Assisted Suicide the Musical

GDLP x HP Parmley

Emoji summary: ✨🕳🚨

GDLP: Zarina couldn’t make it to Assisted Suicide the Musical so I brought HP instead - this dreamy fire girl friend I love (like if your friends were warm treasure pieces in your hands). right she should be there. HP’s brother is paralysed, and she holds that in her hands very carefully. I was thinking about the sensitivity and pressure of disability ethics, of the title of this show, and then ten minutes in we looked at each other wide-eyed with nervous smiles when we realised this show wasn’t in favour - it emphatically and musically derided the entire act of assisted suicide. and it was not coy about it. well i never

and now I do. the politic is this: assisted suicide is seen as a way to fix the problems of both disability and terminal illness - painted with the same brush. ’It’s better to be dead than disabled,’ better to be dead than facing a terminal illness, because of the loss of autonomy. (pain is much lower on the list for cited reasons for assisted suicide, i didn’t know this). thus, assisted suicide is a threat to disabled people, to their day to day, their value, their identity.

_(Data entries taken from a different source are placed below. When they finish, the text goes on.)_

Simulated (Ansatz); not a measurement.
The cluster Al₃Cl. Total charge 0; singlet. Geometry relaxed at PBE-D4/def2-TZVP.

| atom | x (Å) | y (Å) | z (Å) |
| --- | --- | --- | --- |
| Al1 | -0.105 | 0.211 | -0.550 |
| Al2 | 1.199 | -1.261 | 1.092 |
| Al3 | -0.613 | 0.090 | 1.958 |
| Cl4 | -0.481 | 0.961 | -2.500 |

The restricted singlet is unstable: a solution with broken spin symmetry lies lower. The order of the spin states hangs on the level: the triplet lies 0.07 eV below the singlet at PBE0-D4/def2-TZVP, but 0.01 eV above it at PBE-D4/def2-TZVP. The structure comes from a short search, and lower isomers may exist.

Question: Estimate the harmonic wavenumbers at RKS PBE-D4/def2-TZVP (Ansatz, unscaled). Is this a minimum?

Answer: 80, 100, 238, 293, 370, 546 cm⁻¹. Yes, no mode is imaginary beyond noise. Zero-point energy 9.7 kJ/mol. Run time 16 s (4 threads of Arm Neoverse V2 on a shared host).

Art is rarely so pointed and challenging. I respect the bravery and crudeness of polemic. so there’s that. but the deliveryyyyyy. forceful decorated irony. the brilliant Liz Carr comes on stage and says, ‘Welcome to my TED talk with show tunes.’ exactly that. a documentary with bells on, last rites with autotune. It was v v funny. Carr duet with the Pope. The type of humour your laugh reaches before your head (and then your head is torn with you finding it funny, ‘cause this is no laughing matter! people’s lives are at stake!). And that was the pattern, like laugh-out-loud and then wait, I feel sick and dark. Pulling us up and down, falling out of the theatre like a tumble dryer. This great awkwardness and necessary discomfort put me somehow at ease. Like I had new confidence in my own ethics, that I didn’t want any grey doubt, like I wanted to have opinions

HP: yah totally. A super real subject for me to approach, so thank god it was funny (humour is such a powerful tool for dealing with these indescribably shitty situations). Ive gotta say, I had ZERO idea that this would be a play against assisted suicide! I was in shock- and the reason we were all in shock is the core of the problem- every singe person i know, including myself, would be like, ‘yah of course that should be legal, its humane!’ (its kind of scary lately how we are all adopting politics through reading the first line of a think piece, or scrolling though our depressing news-feeds, but thats for another review…).

And it is disguised into this left wing liberal thing of choice. And its not like she was pushing for people suffering to not get the right care/help* but it was more about this idea of how seedy choice is, like how we *choose* between adidas or nike, or whatever else brand, we aren’t really choosing, u get me, something is pre placed. And same goes for assisted suicide, the choice is there and its advertised so strongly as being the best option for the suffering and disabled.

As a society its easier to deal with death than disability. And don’t get me wrong, there are some people in extreme situations of suffering which makes this part of the debate a grey area, but for the majority of people this *treatment* is aimed at, they are disabled. From the day a disabled person is born, society tells them life just isn’t really worth living. The performance/ted talk/musical (i was really into its lack of category) was essentially a really entertaining form of activism not necessarily rooted in trying to change the law but trying to change public opinion.

The comedic aspect is something I really related to, its almost a necessary tool in breaking down taboo subjects. Disability in general is a subject that makes people get all weird, let alone assisted suicide. Making people laugh is essentially creating an access point into something quite raw and hard to swallow. My favourite part was when they sang “assist us to live not to die.”  This really is the crux of the argument. We need to realize that bodies are made disabled by whats not accessible to them and we need to change our frame of mind around what a valued life is.

GDLP: so thank you Liz Carr and the cast and production team, thank you Shape and ArtsAdmin for commission support. thank you for political bravery and clarity. you were overpowering and incredible.